Knowledge Engineering midterm

intelligence
the capacity to acquire and apply knowledge” or “the faculty of thought and reason” or “the ability to comprehend and profit from experience.” “the ability to apply knowledge in order to perform better in an environment.”
artificial intelligence
the study and construction of agent programs that perform well in a given environment, for a given agent architecture.
agent
entity that takes action in response to percepts from an environment
rationality
the property of a system which does the “right thing” given what it knows
logical reasoning
the process of deriving new sentences from old, such that the new sentences are necessarily true if the old ones are true
Are reflex actions (such as flinching from a hot stove) rational? Are they intelligent?
Rational, yes. Intelligent, no. You move your hand quickly because it makes sense (rational), you wouldnt want to continue to burn your hand.
Yes, they are rational, because slower, deliberative actions would tend to result in more damage to the hand. If “intelligent” means “applying knowledge” or “using thought and reasoning” then it does not require intelligence to make a reflex action.
To what extent are the following computer systems instances of artificial intelligence:
• Supermarket bar code scanners.
Although bar code scanning is in a sense computer vision, these are not AI systems.
The problem of reading a bar code is an extremely limited and artificial form of visual interpretation, and it has been carefully designed to be as simple as possible, given the hardware.
Web search engines.
In many respects. The problem of determining the relevance of a web page to a query is a problem in natural language understanding, and the techniques are related to those we will discuss in Chapters 22 and 23. Search engines like Ask.com, which group the retrieved pages into categories, use clustering techniques analogous to those we discuss in Chapter 20. Likewise, other functionalities provided by a search engines use intelligent techniques; for instance, the spelling corrector uses a form of data mining based on observing users’ corrections of their own spelling errors. On the other hand, the problem of indexing billions of web pages in a way that allows retrieval in seconds is a problem in database design, not in artificial intelligence.
Voice-activated telephone menus.
To a limited extent. Such menus tends to use vocabularies which are very limited -e.g. the digits, “Yes”, and “No” —and within the designers’ control, which greatly simplifies the problem. On the other hand, the programs must deal with an uncontrolled space of all kinds of voices and accents. The voice activated directory assistance programs used by telephone companies, which must deal with a large and changing vocabulary are certainly AI programs.
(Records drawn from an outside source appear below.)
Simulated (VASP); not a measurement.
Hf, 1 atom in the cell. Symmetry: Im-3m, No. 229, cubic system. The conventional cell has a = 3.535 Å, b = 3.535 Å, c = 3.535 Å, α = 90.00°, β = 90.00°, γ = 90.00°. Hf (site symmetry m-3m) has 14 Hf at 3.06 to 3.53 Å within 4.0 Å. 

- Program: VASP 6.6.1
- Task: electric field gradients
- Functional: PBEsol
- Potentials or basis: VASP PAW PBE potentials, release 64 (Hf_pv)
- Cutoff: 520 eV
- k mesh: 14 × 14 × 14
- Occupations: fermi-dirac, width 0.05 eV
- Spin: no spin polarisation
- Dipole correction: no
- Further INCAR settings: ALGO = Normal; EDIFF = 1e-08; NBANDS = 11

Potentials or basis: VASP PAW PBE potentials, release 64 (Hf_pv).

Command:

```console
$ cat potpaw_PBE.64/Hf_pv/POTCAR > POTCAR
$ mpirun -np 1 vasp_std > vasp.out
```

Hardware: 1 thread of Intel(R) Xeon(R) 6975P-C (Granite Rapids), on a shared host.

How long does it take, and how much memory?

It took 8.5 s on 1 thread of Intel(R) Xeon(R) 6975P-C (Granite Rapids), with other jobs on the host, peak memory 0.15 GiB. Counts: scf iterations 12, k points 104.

Internet routing algorithms that respond dynamically to the state of the network.
This is border line. There is something to be said for viewing these as intelligent agents working in cyberspace. The task is sophisticated, the information available is partial, the techniques are
heuristic (not guaranteed optimal), and the state of the world is dynamic. All of these are characteristic of intelligent activities. On the other hand, the task is very far from those normally carried out in human cognition.